IO Error After Upgrade #4244

Closed thiner closed 5 months ago

thiner commented 5 months ago

Self Checks

Dify version

0.6.7

Cloud or Self Hosted

Self Hosted (Docker)

Steps to reproduce

I deployed Dify in K8s. Mount the 'api/storage/privatekeys' by PVC. I upgrade the Dify docker image to 0.6.7.

✔️ Expected Behavior

Dify should work, all existing work flow, knowledge base, model providers remain as-is.

❌ Actual Behavior

Couldn't load knowledge base, model providers, the error log shows libs.rsa.PrivkeyNotFoundError: Private key not found, tenant_id:.... By attaching into the image console, an IO error pops up while ls /app/api/storage/privatekeys. Seems the folder "privatekeys" is corrupted. This error actually happens every time when I upgrade the docker image version. One observation might relevant to this issue is that the tennant_id was regenerated in every upgrades.

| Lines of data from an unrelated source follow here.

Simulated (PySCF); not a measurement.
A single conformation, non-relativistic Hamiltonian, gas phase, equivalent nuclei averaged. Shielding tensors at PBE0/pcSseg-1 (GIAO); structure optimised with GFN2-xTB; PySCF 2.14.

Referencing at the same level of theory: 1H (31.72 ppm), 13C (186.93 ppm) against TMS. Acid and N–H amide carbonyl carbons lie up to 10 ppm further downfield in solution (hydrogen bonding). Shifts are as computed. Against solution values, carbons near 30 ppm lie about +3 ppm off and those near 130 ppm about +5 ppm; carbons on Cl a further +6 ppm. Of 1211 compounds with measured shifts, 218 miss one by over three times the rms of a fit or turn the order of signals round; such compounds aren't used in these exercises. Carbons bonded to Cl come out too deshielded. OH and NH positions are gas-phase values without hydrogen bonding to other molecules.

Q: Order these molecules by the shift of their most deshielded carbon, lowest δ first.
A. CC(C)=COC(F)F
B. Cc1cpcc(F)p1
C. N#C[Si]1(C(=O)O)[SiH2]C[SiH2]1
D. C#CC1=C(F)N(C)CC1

dosubot[bot] commented 5 months ago

To address the libs.rsa.PrivkeyNotFoundError and the issue with the tenant_id regenerating after upgrading Dify in your Kubernetes deployment, follow these steps:

  1. Verify PVC Configuration: Ensure the api/storage/privatekeys directory is correctly mounted to a Persistent Volume through a Persistent Volume Claim. This is crucial for data persistence across pod restarts and upgrades.

  2. Regenerate Encryption Keys: If the "privatekeys" folder appears corrupted, you might need to regenerate the encryption keys. This can be done by executing a command within your Docker container to reset the encryption key pair. However, ensure you have backups of the original keys if needed for decrypting existing data.

  3. Handle tenant_id Regeneration: The regeneration of tenant_id during upgrades is likely due to a specific Alembic migration script. Modifying or removing the part of the script that causes tenant_id to change could prevent this issue, but be cautious as it might affect other functionalities.

  4. Backup and Upgrade: Always backup your data before performing an upgrade. After pulling the latest Dify docker image and applying Kubernetes deployment changes, ensure that the PVCs are correctly referenced to maintain data persistence.

  5. Post-Upgrade Checks: After upgrading, verify the application's functionality and check that the tenant_id remains unchanged. Monitor the logs for any errors related to encryption keys and ensure they are functioning as expected.

For detailed guidance, refer to the Dify documentation. This approach should help mitigate the issues you're facing with upgrades and data persistence.

#### Details **Sources** - [en/getting-started/install-self-hosted/install-faq.md](https://github.com/langgenius/dify-docs/blob/main/en/getting-started/install-self-hosted/install-faq.md) - [api/migrations/versions/2e9819ca5b28_add_tenant_id_in_api_token.py](https://github.com/langgenius/dify/blob/main/api/migrations/versions/2e9819ca5b28_add_tenant_id_in_api_token.py) - [en/getting-started/install-self-hosted/environments.md](https://github.com/langgenius/dify-docs/blob/main/en/getting-started/install-self-hosted/environments.md) - [docker/docker-compose.middleware.yaml](https://github.com/langgenius/dify/blob/main/docker/docker-compose.middleware.yaml) - [api/.env.example](https://github.com/langgenius/dify/blob/main/api/.env.example) - [api/libs/rsa.py](https://github.com/langgenius/dify/blob/main/api/libs/rsa.py)
**About Dosu** This response is meant to be useful and save you time. It is **not meant to be a precise solution**, but rather a starting point for your own research. Help me be more useful! Please leave a 👍 if this is helpful and 👎 if it is irrelevant.

To continue the conversation, mention @dosu.

crazywoola commented 5 months ago

Maybe it's related to k8s itself. Since we testing in compose files, it doesn't need any further steps besides the docker compose pull.

thiner commented 5 months ago

Maybe it's related to k8s itself. Since we testing in compose files, it doesn't need any further steps besides the docker compose pull.

In what kind of condition the tenant_id will be regenerated?

thiner commented 5 months ago

Problem solved. The root cause is that dify-api and dify-worker were deployed to different nodes, thus one of the deployment couldn't access path /app/api/storage. For anyone encountered this error while deploying on K8s, you should make sure dify-api and dify-worker are deployed to the same node. You can achieve the goal by setting the "nodeSelector" in deployment yaml file.